The most difficult lesson for me has been the loneliness of being an entrepreneur. It can be like solitary confinement. I am a sole founder and my entire team sits in Poland, which is a nine-hour time difference. It is very isolating and can be psychologically and emotionally draining, especially on those bad days. It can be hard to deal on an emotional and psychological level. Sometimes you get paranoid. It takes a lot of self-motivation and control. I am recently married and don’t want to bring negativity into my life at home. In the future I will look for a cofounder and build a team in walking distance.

What advice would you give other entrepreneurs on how to build a great business?

Be 100% certain you are excited about what you are doing and then do it with your whole heart. In good periods it will make the experience so much more fun. In the difficult moments, your passion and heart are the only things that will keep you afloat.

If there was one thing that has enabled you to be successful as an entrepreneur, what would it be?

My team. Internally? Stubbornness and resilience.

What inspires you?

Passionate people inspire me. At Instapray, watching our team coming together around an idea, taking ownership of it and turning it into reality is what inspires me the most. I love to watch ideas grow and reach their destinations.

What is your greatest achievement?

Entrepreneurship is like living in the future but your family life at home is life in the present. Successfully balancing my family life in these two “time zones” with my highly volatile, emotional startup life is quite an achievement.

What do you consider your biggest failure?

In the beginning it took me some time to really acknowledge how talented and passionate my team was. As a result, I had a hard time delegating some key product responsibilities. Too much control will substantially decrease productivity, passion, and creativity, and eventually exhaust the team.

What values are important to you in business?

The same things I value in a relationship: honesty with no games.

What impact would you like to have on the world?

It is not the differences that divide us, but rather our inability to recognize and celebrate them. I would love to build a technology that helps mankind come together. I have traveled the world and seen all kinds of places and people and they are all beautiful. There are a lot of common denominators. We laugh, we cry, we are human. This is what Instapray is about.

Why are you an entrepreneur?

It’s not a choice you make. It is the way that I am. It is about going where I want to go. Entrepreneurship is about storytelling — the stories you tell yourself and you end up believing. Then they become reality.

What was your first paying job?

When I was 8 or 9 I started a car wash. There were a lot of people driving back and forth to the western countries. When they came back I gave them a free car wash as long as I was able to keep whatever money I found in the car. Foreign currency was worth quite a lot back then in Poland!

What is the best business book you have read?

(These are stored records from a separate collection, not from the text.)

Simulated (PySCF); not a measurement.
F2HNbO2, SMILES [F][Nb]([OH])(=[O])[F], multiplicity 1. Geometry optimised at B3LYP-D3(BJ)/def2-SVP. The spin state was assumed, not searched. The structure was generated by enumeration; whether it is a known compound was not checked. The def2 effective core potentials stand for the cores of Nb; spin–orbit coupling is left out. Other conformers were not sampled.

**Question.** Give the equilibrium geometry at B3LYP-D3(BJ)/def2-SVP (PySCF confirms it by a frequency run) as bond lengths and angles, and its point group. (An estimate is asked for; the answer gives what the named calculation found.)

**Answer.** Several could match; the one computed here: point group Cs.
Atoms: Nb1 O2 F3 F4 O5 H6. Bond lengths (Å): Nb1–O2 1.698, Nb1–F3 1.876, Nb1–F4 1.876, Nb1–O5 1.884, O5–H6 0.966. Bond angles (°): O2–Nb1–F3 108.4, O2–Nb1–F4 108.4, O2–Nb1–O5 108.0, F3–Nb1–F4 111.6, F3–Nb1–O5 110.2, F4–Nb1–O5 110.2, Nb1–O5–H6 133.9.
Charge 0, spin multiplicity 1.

Ted Turner’s life story. He was stubborn and had unconventional ways of doing things. When everyone is telling you that you are crazy you need something to hold onto. As a kid I read adventure books. That was part of telling myself that everything is possible. I take a lot of pleasure out of the fact that I don’t know what the future holds.

What businessperson do you most admire?

I admire Elon Musk and Peter Thiel for their bold, unconventional thinking and visions that truly impact the world and beyond.

What is the most valuable thing you took away from your time at Stanford?

Values. Moral compass. I used to be very fluent in gray. After school I stick only to the white. Decision-making is very easy when you run it through the filter of a moral compass.

What do you think is the greatest innovation in the past decade?

I love the innovation that is happening in visual storytelling. The Oculus Rift is just the beginning of visual immersion of content.